Nice clean mod!!! I like it, great job


----------



## Recon

Nice work. I just mounted the same Lowrance and love it. Took little getting used to the DSI.


----------



## Driftingrz

thanks for the compliments.. when i saw the DSI at bass pro i didnt have a second thought on sonar.. i do alot of catfishing so having it mounted on rear bench where i can cruise around and check out where the drop offs are and logjams etc.. should help alot.. still got to get used to it. i never was great at understanding the sonar completely.. just love the Detail on the DSI


----------



## Johny25

Hey nice mod man.... Looks really good and nice layout too =D> Does your little johny still plane you out with another person in the boat after the mod?


----------



## Driftingrz

before i moved the battery to under front deck it wouldnt plane out for anything with 2 people.. too much weight in rear.. i moved it under deck and it moves pretty good.. doesnt plane out as fast or well as it did before deck with a few people.. but it was maxed out at 16mph with me my mom and my nephew a yesterday on the river.. still faster than my dads 12ft flatbottom with a 2001 8hp Mercury with just him :LOL2: so i was happy... but i setup with removeable passenger seat cause i do alot of fishing Alone.. and it still does 19-20 on a good day with just me.. the battery relocation made a world of difference.. specially when theres a lot of gas in the tank. 

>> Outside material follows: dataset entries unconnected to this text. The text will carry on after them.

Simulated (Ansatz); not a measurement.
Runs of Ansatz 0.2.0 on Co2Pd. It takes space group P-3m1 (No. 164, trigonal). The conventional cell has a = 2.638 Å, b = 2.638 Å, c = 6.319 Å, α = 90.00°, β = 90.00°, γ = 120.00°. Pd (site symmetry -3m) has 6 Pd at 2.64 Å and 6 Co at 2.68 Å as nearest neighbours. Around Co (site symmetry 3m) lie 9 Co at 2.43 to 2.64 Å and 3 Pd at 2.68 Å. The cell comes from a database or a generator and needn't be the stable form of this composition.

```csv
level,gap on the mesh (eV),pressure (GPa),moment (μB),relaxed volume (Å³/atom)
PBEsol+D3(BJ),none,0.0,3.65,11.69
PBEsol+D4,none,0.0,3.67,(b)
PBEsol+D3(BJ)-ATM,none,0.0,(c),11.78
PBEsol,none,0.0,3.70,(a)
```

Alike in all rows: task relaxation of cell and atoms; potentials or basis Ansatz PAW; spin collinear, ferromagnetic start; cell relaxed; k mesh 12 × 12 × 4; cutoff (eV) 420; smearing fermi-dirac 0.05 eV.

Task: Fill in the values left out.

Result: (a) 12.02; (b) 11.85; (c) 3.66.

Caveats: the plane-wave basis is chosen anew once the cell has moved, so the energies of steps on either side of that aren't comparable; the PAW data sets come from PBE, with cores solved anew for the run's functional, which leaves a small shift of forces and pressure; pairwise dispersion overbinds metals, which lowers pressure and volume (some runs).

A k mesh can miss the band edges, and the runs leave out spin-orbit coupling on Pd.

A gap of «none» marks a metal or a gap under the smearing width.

i need to do another video walkaround and showing it running now that its basically finished


----------



## Johny25

I was just curious because I did a flooring and carpet mod to my 2001 14' Lowe deep V-hull that looks similar to yours. I had a 87' 9.9 johny that was in mint condition (been in the family since day one and had very little hours on it) and after my mod I could not get the boat to plane at all no matter what. I turned it into a 15hp by putting a 15hp carb and exhaust tube on it which then planed my boat at about 16-17 with all my gear and my 5yr old. Still would not plane with the wife and 3yr old with us though, 7-9mph. But this year winter I bought an 88' 25hp johny and tweaked it with a carb and intake mod to put out 30hp or so and now I can run 30mph plus with just my son and I and can run 27-28mph with the whole family in it (1,100lbs total)  

Still got my 9.9-15hp and it is a great little motor.....


----------



## Driftingrz

ive comtemplated modding this jonhson just for some extra power but for hte price didnt figure itd be worth the trouble.. i think i got lucky with this motor being as mint as it is and the boat they just made a great combo.. my boat is a pretty shallow vhull.. and i think thats what made the difference in speed and planing ability.. cause my buddy has a 14' thats quite a deep hull and he cant even get near planing or over like 13-15mph with his 9.8.. id love to drop a 20+hp motor on this boat and get it scootin


----------



## Johny25

I believe I spent $115-$130 total to mod my 9.9 into a 15hp. Of course I did all the work myself so that kept the cost down. At the time it was well worth it to me to get the boat on plane versus $500-$1000 for another motor. The difference in the motor was very noticeable. Went from not planing at all to doing roughly 17mph. But if I were you, and you wanted more speed I would hold out and get at least a 20hp from 1985 or newer. If pre 1985 then go at least a 25hp minimum.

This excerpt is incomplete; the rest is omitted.